# MIT says: mathematical theory behind encryption is wrong. What are the consequences?

A friend shared with me the following link: Encryption is less secure than we thought

I'm not a security expert and could understand great part the article, except the section about noise, but what I haven't figured out is the impact of that research in real life.

What does it mean for mortals, in practice?

• In practice it will mean nothing for any of us here except Ursas Major and Minor. The amount of effort slightly changes, but our tools remain the same, with replacement algorithms developed as needed. Aug 15 '13 at 20:44
• As far as I can tell, the paper contains nothing that hasn't already been accounted for in modern cryptography, since, well, at least the 1970's. Aug 16 '13 at 1:21
• Never trust news that does not even run over https. The article is most likely being MITMd and edited on the fly to manipulate and scare you. Apr 27 '19 at 16:44
• @michnovka lolwut Apr 29 '19 at 0:46

So the article is fluff, the details can be found in the linked paper. The just of it is a refutation of the following assertion: if you have a set of symbols chosen with identical independent distributions and subject to some kind of coding, the result can be approximated as a uniform distribution.

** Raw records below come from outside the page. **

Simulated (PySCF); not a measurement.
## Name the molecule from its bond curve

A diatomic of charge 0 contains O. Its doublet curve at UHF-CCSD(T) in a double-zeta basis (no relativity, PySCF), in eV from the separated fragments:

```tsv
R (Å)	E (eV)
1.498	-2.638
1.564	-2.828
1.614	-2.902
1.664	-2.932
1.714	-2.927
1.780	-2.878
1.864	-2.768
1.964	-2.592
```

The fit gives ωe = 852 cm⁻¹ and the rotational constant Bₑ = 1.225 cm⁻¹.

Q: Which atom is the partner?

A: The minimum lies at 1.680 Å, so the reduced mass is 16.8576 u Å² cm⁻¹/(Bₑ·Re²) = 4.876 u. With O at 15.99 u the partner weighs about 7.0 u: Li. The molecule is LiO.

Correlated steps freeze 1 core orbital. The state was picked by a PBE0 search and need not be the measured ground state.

The paper asserts, with a few citations to some examples, that this is a common cryptographic assumption. It is, as far as I can tell from reading the literature and talking to other practitioners, not a common assumption at all. In fact, in standard encryption systems, we assume that the plaintext is chosen with a known distribution that can be arbitrary(indeed, attacker chosen), and keys are chosen randomly.

In practice, keys are not chosen randomly, they are chosen using cryptographically secure random number generators. Those can fail, but not in the way the paper is talking about.

Certain papers, such as maybe the cited ones about biometrics and passwords, might make this erroneous assumption, but it's not common and certainly doesn't relate to what most non-practitioners would consider "encryption."

Moreover, it appears that you still can't make guesses about messages in polynomial time with this technique, you can just make them in faster exponential time. It depends highly on how the assumption was used if this maters in practice. Not having read the papers which do make this assumption, I can't say for sure, but if doing this breaks those systems in a practical sense, the schemes likely had other issues.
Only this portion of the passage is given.